Let’s talk about libraries and digital humanities and publishing
Last month Shannon Mattern tweeted about academics and the politics of publishing venues:
I sometimes wish we academics gave a bit more thought to whether the politics of our publishing *venues* match the politics we're arguing for. Like, why write about radical politics/decolonization/the_commons/whatever for journals that charge readers $150 for a 30-day rental?
— Shannon Mattern (@shannonmattern) March 2, 2018
It got a lot of attention, partly because it revived the debate over who is to blame for the mess that is scholarly publishing these days.
That tweet is on my mind now because of a new publication that’s making the rounds: Digital Humanities, Libraries, and Partnerships: A Critical Examination of Labor, Networks, and Community. Sounds great, right? An edited volume on DH and libraries and labor! But then I click through and see the big for-profit publisher that gets scholarly communications librarians all riled up (you know who I’m talking about).
It troubles me to see what I consider to be good work distributed in this way. I am well aware of the problems with blaming individuals for participating in a scholarly publishing system when they are faced with the pressures of promotion and tenure committees that may return greater rewards for certain types of publications. But I also think there needs to be some personal accountability for our actions. I don’t want to make this a purity test, I understand that circumstances are out of our control and that sometimes we’re good on one front and terrible on another. I am a socially conscious person, but I go to Starbucks because it is convenient and kid-friendly. I wish I didn’t. But I am aware of the hypocrisy in that behavior.
So rather than scolding individual contributors, I want to think about why this happens, what the implications are, and how we move away from this sort of publishing activity in the future.
First, let me describe this particular situation. It’s an edited volume, and there are green OA chapters for the contributions. Shouldn’t this satisfy my need for open access? Well, no. If anything, the fact that these chapters are readily available makes me question even more the value of the published version for this particular field. Who is going to buy these expensive, hardcover, very-academic-looking books? Libraries. Not individual librarians looking to improve their practice.
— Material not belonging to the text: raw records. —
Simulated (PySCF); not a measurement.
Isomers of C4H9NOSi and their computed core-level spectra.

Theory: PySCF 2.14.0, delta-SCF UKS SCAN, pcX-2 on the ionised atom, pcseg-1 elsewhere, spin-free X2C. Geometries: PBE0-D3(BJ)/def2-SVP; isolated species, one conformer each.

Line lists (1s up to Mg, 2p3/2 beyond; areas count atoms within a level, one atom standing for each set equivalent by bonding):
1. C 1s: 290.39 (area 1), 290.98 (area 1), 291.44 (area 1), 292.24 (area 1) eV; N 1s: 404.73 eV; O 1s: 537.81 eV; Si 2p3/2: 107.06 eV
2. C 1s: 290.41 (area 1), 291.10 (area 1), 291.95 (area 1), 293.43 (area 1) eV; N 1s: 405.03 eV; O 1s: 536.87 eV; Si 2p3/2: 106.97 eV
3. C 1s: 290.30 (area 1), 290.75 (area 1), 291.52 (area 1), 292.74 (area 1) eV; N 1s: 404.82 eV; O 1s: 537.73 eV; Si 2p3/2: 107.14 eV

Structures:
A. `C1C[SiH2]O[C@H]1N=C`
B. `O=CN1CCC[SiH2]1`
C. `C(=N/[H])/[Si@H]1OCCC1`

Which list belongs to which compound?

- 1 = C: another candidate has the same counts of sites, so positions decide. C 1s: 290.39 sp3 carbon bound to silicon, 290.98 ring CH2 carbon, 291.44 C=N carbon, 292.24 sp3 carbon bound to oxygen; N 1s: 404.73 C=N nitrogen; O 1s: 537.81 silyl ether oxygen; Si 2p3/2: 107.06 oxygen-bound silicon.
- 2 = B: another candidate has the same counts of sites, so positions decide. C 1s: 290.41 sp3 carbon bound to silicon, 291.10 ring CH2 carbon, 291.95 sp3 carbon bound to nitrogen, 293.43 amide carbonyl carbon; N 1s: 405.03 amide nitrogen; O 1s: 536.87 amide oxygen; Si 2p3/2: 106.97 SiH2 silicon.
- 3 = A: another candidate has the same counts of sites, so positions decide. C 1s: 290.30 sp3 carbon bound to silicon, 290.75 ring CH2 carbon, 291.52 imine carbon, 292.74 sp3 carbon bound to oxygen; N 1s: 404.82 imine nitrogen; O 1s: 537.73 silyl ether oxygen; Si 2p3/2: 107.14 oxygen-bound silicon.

As a comparison, Library Juice Press just released an edited volume, for which OA versions of chapters are also available. I have begun reading the OA versions and I ordered the full book, as I know that this is something I will want to keep on my shelf (and, it’s less than $40). It is also an independent publisher that I am glad to support.
So while I’m pleased that we can all read these contributions, and that I don’t personally come up against a paywall when looking for work on DH librarianship and labor, it troubles me that all of these wonderful authors and editors are supporting a system that is not only detrimental to our library budgets but also contradicts what I consider to be a core assumption of the digital humanities. How can you emphasize the importance of building projects on open source software, but then write up the experience and publish it with one of the most-maligned corporate publishers out there? What value is added (to the work, to the discipline) by doing this?
I’ve been involved with a project that centers the idea of digital humanities librarians as a community of practice, and we have tried to carve out a space for scholarly conversations outside of the traditional scholarly publishing system. Many of the individuals in that edited volume overlap with this community, and I am not trying to point fingers. But I do think we need to talk about this, because I am disheartened to see the legitimation of DH in libraries take shape in this way. Once upon a time, I thought a key piece of digital humanities work was experimentation with new forms of scholarly communication, to break out of the trappings of P&T and to realign scholarly prestige with the open exchange of knowledge. I would have expected librarians to lead the way in this, and instead I’m seeing more and more DH and libraries publications just building up the exploitative system that we should be trying to dismantle.
Perhaps the experimental publication idea is not enough. Perhaps it’s time for a peer-reviewed, open access journal dedicated to digital humanities and libraries. Any takers?